Turning his argument towards the first three clauses of Article I, Section 8
of the Constitution, Jefferson stated that the bank bill levied no taxes, borrowed no
money, and regulated no commerce. The last of these clauses received particular
attention when Jefferson related the creation of a bank to that of creating a bushel
of wheat or mining precious metals. Both of these actions were only creations, not
regulations. Creating an item that may be bought and sold is not prescribing
regulations for the actual transaction of buying and selling. Furthermore, even if
the bank did regulate commerce the point would be silenced because congress
does not possess the power to regulate the internal commerce of a state.

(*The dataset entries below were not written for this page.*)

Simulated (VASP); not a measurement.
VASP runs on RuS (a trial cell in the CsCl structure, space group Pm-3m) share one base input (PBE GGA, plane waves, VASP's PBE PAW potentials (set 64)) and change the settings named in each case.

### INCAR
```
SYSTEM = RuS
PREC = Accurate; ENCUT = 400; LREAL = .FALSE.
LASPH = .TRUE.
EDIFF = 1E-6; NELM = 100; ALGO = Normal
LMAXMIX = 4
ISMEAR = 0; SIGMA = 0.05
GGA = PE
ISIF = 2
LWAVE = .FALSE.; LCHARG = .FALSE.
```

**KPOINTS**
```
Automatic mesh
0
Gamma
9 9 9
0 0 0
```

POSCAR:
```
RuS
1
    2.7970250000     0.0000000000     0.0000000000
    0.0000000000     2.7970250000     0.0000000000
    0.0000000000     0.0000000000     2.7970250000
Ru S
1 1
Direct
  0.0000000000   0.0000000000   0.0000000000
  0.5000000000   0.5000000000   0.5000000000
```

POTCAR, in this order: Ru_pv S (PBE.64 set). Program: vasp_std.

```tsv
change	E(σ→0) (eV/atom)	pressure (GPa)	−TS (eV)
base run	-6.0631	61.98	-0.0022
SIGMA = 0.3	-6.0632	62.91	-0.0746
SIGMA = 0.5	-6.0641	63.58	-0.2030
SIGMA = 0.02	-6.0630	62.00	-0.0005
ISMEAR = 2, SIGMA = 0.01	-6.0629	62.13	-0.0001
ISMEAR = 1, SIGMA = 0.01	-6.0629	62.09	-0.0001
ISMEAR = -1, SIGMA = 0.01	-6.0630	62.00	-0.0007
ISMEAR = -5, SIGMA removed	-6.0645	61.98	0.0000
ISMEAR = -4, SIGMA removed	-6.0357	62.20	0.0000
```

Jefferson next considered the two general phrases of Article I, along with
the “general welfare” and “necessary and proper” clauses. Continuing his literal,
strict interpretation of the constitution, Jefferson interpreted the power to
“lay…taxes…to…provide for the…general Welfare” to mean, to lay taxes for the
purpose of providing for the general welfare.
According to Jefferson, this clause
was a statement of purpose, not a general grant of independent powers allowing
Congress to pass any act it pleased. If interpreted in this manner, as the bank bill
was, the clause reduced the Constitution to a single phrase.
Two grounds served as the foundation of Jefferson’s attack against the
broad construction of these clauses. First, a loose interpretation ran afoul of the
established rules of basic grammar. Where a phrase bore two meanings, “that
which will allow some meaning to the other parts of the instrument, and not that
which would render all the others useless” should be used. Second, and most
importantly, a loose interpretation is contradictory to the intent of the Constitution
as is evidenced by the document’s text and the circumstances of its framing. It
was obvious, he stated, that no universal power was intended for Congress; quite
the contrary, the Constitution “was intended to lace them [Congress] up straitly
[sic] within the enumerated powers, and those without which, as means, these
powers could not be carried into effect.” To strengthen his argument, Jefferson
reminded Washington that the power of incorporation was in fact rejected by the
Philadelphia Convention.
Turning his attention to the much-discussed “necessary and proper” clause,
Jefferson argued that all the “foregoing powers” in which this clause was intended
did not require a bank. A bank was not, therefore, necessary and consequently
was not authorized by the phrase. After announcing his understanding of the
clause, Jefferson moved to the actual meaning of the word necessary, which he
contrasted with the word convenient. Jefferson acknowledged the convenience of
establishing a bank, but a bank was still unnecessary. To give the same meaning to
the words “necessary” and “convenient” would create a degree of construction
that would be applied to non-enumerated powers, because “there is no
one…ingenuity [that] may not torture into a convenience, in some way or other.”
The Constitution fundamentally restrained Congress to those necessary means
“without which the grant of power would be nugatory.”
In summation, Jefferson urged President Washington to wield his “shield
provided by Constitution,” the veto. Vetoing the bill was the only protection
against the “error, ambition, or interest” found in a loose interpretation of the
“necessary and proper” clause. In a strange finale, Jefferson advised the President
that if he were uncertain whether to approve or veto the measure then “respect for
the wisdom of the legislature would naturally decide the balance in favor of their
opinion.” Thus, this “generally dogmatic paper ended on an undogmatic note.”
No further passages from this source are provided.